Construction of a Mass Timber Build Visitor Centre
This Parks Canada visitor centre welcomes tens of thousands of visitors annually from around the world! Its construction was a major renovation project comprising of the demolition of the existing visitor reception centre building and the reconstruction and expansion of a revamped building, seven times larger than the original one. The new 1,125m2 facility meets the viewscape and historical interpretation requirements of this UNESCO World Heritage Site, while supporting a safer, inclusive and barrier-free environment for visitors.
More specifically, we were responsible for the:
Significant demolition of the existing building;
Re-construction, renovation and expansion of the new centre, which includes a new public foyer with reception and exhibit facilities, an expanded staff office wing, new interior design finishes, and central communications and utility spaces;
Expansion of the parking lot to accommodate bus drop-off zones, Recreational Vehicle (RV) parking and Electric Vehicle (EV) charging stations;
Installation of high efficiency heating, ventilation and air conditioning (HVAC), electrical, and water systems;
Construction management of the load bearing stud walls, installation of glued laminated timber and roof trusses;
Building of a dog park, which we then donated to Parks Canada as a legacy to the community, and its visitors, of both the two and four-legged kind.
Mass Timber Build
In July 2022, the project achieved a critical milestone. It received its first shipment of mass timber framing with a 20-week lead time. The glued-laminated timber beam’s spans range from 9 to 18 metres, the heaviest of which was over 3,000 kgs or 7,000 lbs. While Pomerleau has completed more than 20 mass timber construction projects throughout Canada worth more than one billion dollars, this is only the second mass timber application we have executed in Newfoundland and Labrador. Of the 14 timber beams used in the new structure, seven were refurbished from the original building, which was a positive element in helping the project obtain LEED certification.
Targeting LEED Silver Certification
A compelling aspect of this project was its objective to obtain LEED Silver certification. The following are all key elements in support of LEED certification:
Use of mass timber and wood framing;
Constructing a unique recreational/cultural facility with consideration of its integration with the natural environment;
Reusing the existing solar panels;
Integrating more energy efficient HVAC, electrical, and water systems into the design to remedy increases to the building’s footprint.
The remote location (700km from St. John’s, and 120km from next largest urban centre, Corner Brook) presented significant logistical challenges for construction of this magnitude. Most materials needed to be shipped from various parts of the island, all of which rely on ocean transport to receive bulk shipment. Solutions to counter the remote nature of the project included setting up a mobile concrete plant to maintain concrete quality and using insulated concrete forms, normally seen on residential construction projects because they were readily available in the region.

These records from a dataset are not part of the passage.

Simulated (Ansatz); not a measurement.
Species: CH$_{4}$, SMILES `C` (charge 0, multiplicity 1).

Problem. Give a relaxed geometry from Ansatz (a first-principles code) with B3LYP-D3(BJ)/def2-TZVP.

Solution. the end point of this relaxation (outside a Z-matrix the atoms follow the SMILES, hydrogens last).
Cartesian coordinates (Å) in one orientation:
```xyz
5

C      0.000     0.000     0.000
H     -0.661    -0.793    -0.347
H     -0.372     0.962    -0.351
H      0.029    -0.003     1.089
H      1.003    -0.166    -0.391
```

Protecting an Endangered Species
The original visitor centre included a theatre that once was a popular roosting place for a colony of little brown bats, which are an at-risk species. To ensure that the bats had a more viable and permanent habitat, Parks Canada installed bat condos in an effort to relocate the bats. Throughout the entire construction process, by incorporating schedule changes, Pomerleau reduced the amount of noise and vibrations and ensured that there were no idling machines around the bat boxes.